Deal Chahta Hai
[Business Today]
Published date: 22nd Jul 2012
A laughter club in Mumbai is forced to “zip it” because a humourless neighbour is disturbed, not long after a 63-year-old cartoon unleashes a cleansing of school textbooks that would warm a tin-pot dictator’s heart. In the same “cosmopolitan” city, a woman is arrested for possessing liquor that she was using to make chocolates, and a zealous policeman is stalking every late-night party. On the plus side, a bride in Uttar Pradesh refuses to go to her new husband’s home until he installs toilets, delivering a decisive blow for gender rights. In the same spirit, Sania Mirza fires an ace at India’s male-chauvinistic tennis prima donnas and tells them where they get off.
It has been a hot summer, and a lot of people at home and abroad heaved a collective sigh of relief when Pranab Mukherjee decided to stroll up Raisina Hill to a figurehead future. Pundits have just about overdosed on dyspepsia on the state of the economy: Senior Editor Sanjiv Shankaran puts the putative 13th President’s track record in perspective on page 16. It is a sign of the bankruptcy of talent in our government that when the economy needs a new and firm hand on the tiller, Manmohan Singh is again stepping in as finance minister, and lecturing us on reviving our “animal spirits”. He should know – he has been on both sides of the fence, first as Reserve Bank of India governor, then as finance minister, and two decades later, as the consummate fence-sitter, dubbed “Dr Dolittle” by one website.
Of course, not all is dark around us. Coca-Cola and IKEA have announced large investment plans, the tax authorities may go slow on Vodafone, and you might actually see some legislative action on economic reform during Parliament’s monsoon session. And even if some carmakers are planning to pull back production to cope with rising inventories, the Sensex ended the first six months of 2012 up nearly 12 per cent, and a Reuters poll saw it rising further to 18,500 by year-end: that would merely take it back to around where it stood in July 2011, but still…
At Business Today, which by the way has confirmed its position as India’s most-read business magazine and second-most-read business publication if you include all financial dailies and magazines, according to the latest Indian Readership Survey (thank you, loyal readers), we do not believe in being unduly gloomy. Executive Editor Suveen Sinha discovered there was plenty of good spirit in the world of mergers and acquisitions and private equity when he travelled to Mumbai and tracked down a number of smaller investment banks that dart about our financial markets gorging on the plankton while the whales scour the seas for krill. Read his upstart cover story from page 58.
And in the same upbeat spirit, we take a good look at what India is doing – and needs to do in infrastructure. Business Today’s reporters write about land acquisition, highways, airports and power. Yes, we need upwards of $1 trillion in investments for take-off, and you will get a good idea of the challenge from our package starting on page 40.
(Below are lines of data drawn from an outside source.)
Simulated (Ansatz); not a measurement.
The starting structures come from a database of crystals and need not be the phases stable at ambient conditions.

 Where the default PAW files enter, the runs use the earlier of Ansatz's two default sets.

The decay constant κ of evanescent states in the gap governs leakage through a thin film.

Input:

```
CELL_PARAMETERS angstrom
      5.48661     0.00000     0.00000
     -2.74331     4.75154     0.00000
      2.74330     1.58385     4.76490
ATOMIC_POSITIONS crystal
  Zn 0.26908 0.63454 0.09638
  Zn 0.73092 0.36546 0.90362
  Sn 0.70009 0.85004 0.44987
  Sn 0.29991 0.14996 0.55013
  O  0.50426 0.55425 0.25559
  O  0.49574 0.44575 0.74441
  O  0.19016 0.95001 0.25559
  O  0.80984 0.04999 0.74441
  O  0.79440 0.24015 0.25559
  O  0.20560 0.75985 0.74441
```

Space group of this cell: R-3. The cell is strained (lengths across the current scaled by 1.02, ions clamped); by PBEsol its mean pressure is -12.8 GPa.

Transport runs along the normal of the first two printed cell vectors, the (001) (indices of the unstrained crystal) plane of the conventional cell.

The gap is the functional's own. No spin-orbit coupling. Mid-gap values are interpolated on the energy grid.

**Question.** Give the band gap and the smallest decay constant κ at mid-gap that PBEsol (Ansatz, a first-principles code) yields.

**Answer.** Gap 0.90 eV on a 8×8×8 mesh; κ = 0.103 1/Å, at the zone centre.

Senior Editor Anand Adhikari has written two interesting stories in this issue. The first (page 80) profiles Prakash Bajpai, whose Tikona Digital has big ambitions in 4G or mobile broadband. He is up against very big competitors like Mukesh Ambani’s Reliance Infotel and Sunil Mittal’s Bharti Airtel. The second (page 20) spots a disturbing trend – the rise in corporate debt restructuring that could presage a sharp rise in banks’ non-performing assets. There are other very good trend stories-don’t miss G. Seetharaman and Rajiv Bhuva on shareholder activism over intra-group mergers (page 70) and Suman Layak’s look at Japanese finance companies’ interest in India (page 76).